A beginning project of applying data analysis on scrapping data and formulating both graphs and values on NBA stats using R. We'll have to take these data values with a grain of salt, as it is only a five game sample size for each player. For our case, we are taking the top 10 rookies from this years draft class starting from Cooper Flagg to Khaman Maluach and their last five games from a certain time period during the 2025-2026 season. We can also take into consideration that these players are playing their rookie season and some values maybe disproportionate to what would be considered the median player.
We begin with taking data from Basketball Reference. In our case
we take the last 5 games played (from our example, the last 5 games may be different than yours) from the first 10 players drafted in 2025. Take those .xlsx files (if they are just .xls, change it to .xlsx).
Transforming Data
We combine and transform each excel sheet via Tablaeu or any tools you maybe comfortable with. Our clean data is then going to be used in R.
There are many ways we can start the data analysis process using the tables we have collect and transformed so far.
Figure 1. Comparing 10 rookies through their last 5 games using their points vs. their +/-.
- We see that Kon Kneuppel, who was taken 4th overall by the Charlotte Hornets have an impactful five game strecth with a wide variety of points in each game.
- We see that in our small sample size Cooper Flagg, who was taken 1st overall by the Dallas Mavericks have this strencth where his efficiency goes up when he scores more points.
Figure 2. Comparing the 10 rookies through their last 5 games using their points vs. their field goal percentage.
From our script we can also search the players average points per game through the 5 game sample size by this code.
mean(df$player_name$PTS)
- Example: Cooper Flagg - 25.4 pts
A function can also be helpful if you don't want to repeat the code.
average_player <- function(list, col) {
col_num <- as.numeric(list[[col]])
return(mean(col_num,na.rm = T))
}
- Example: Ace Bailey - 3.4 pf
Or we can get all a players average PRA from using a function again.

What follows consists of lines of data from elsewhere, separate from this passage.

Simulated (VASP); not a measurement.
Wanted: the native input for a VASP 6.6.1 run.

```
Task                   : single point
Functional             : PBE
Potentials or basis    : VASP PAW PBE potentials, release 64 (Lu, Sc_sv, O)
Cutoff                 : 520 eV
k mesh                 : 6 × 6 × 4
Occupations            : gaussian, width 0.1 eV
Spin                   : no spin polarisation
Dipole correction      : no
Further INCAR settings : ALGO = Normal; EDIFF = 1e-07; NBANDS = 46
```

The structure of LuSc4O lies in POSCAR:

average_pra <- function(list) {
avg_pra <- c(mean(list$PTS), mean(list$TRB), mean(list$AST))
return(avg_pra)
}
average_pra(df$player_name)
- Example: VJ Edgecombe - 19.0 pts, 6.2 rbs, 2.6 ast
A special feature is we can apply SQL type search to find; for example, the point of the highest game score of a player
pts_from_max_gmsc <- function(list) {
results <- list$PTS[which.max(list$GmSc)]
return(results)
}
- Example: Dylan Harper - 22 pts